Computable Text and Media SIG
The TEI Special Interest Group "Computable Text and Media" aims to explore and provide encoding strategies for documents that are designed to be processed—whether by humans, machines, or both. While many such documents are digital and require computation for interaction or interpretation, the notion of "computability" is not limited to electronic media. Rather, it encompasses any textual form governed by a predefined ruleset that can be executed manually, mechanically, or electronically.
Relations to other SIGs
The SIG Computable Text and Media is related to other SIGs, as the Correspondence SIG (for e-mails) and the Computer Mediated Communication SIG (for social media posts).
Convener
The SIG is convened by Torsten Roeder (Center for Philology and Digitality, University of Würzburg).
Background
In everyday understanding, “text” typically refers to inscriptions—material or digital—intended for human reading. Much of our textual heritage consists of works like literature, correspondence, journals, and newspapers, grounded in natural language. The TEI Guidelines are well-suited to model such complexity, offering robust tools for representing a wide array of human-authored texts.
Yet even traditional texts may be, in principle, processed by humans or machines according to explicit or implicit rules. This raises several foundational questions: Is “text”—and by extension, the TEI—necessarily tied to natural language and human readability? Are there forms of textual heritage whose full significance depends on rule-based processing, whether before, during, or after interpretation? If so, how can these forms be represented within the TEI framework—and what adaptations might be needed? Moreover, can the rulesets that govern such processing themselves be treated as part of cultural heritage?

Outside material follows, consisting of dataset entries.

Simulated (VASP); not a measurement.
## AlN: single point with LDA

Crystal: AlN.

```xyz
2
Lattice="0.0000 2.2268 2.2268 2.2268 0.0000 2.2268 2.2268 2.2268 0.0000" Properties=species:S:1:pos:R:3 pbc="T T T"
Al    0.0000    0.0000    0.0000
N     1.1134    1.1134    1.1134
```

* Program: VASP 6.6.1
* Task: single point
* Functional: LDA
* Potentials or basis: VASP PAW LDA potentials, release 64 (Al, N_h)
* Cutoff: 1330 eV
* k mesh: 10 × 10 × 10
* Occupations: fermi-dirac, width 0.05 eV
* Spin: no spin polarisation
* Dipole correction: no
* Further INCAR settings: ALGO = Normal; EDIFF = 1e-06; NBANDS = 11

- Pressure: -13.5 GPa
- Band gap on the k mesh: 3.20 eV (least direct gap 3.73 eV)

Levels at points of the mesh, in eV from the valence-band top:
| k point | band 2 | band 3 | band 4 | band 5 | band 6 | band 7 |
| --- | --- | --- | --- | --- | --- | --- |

While the questions above may seem abstract, they become clearer when grounded in real-world examples. The following examples reveal that the key characteristic of "computable" text lies not in its material form but in its processability. While the focus here is on born-digital heritage, the boundary between digital and material documents is often fluid. Further, as born-digital cultural heritage continues to grow—and as it faces threats from hardware decay, software obsolescence, legal restrictions, and censorship—it is increasingly urgent to develop sustainable encoding strategies for computable media.
Examples
Formalized Communication: Consider a standardized multiple-choice exam: the printed form encodes a ruleset guiding both how answers are marked and how scores are calculated. Though on paper, it exemplifies "computable" text—its meaning unfolds through a process governed by formal logic, not merely by human reading. A similarly structured form of communication appears in correspondence chess, where players exchange standardized postcards or messages encoding each move using algebraic notation. These communications are fully intelligible only within the framework of the game’s ruleset, and can be processed—by a person or a machine—to reconstruct the state of play. Other examples include library catalog cards that encode bibliographic metadata for rule-based indexing and retrieval. In each case, the text serves not merely as a communicative artifact but as a set of (usually implicit) instructions intended to be parsed and performed, either mentally, manually, or mechanically.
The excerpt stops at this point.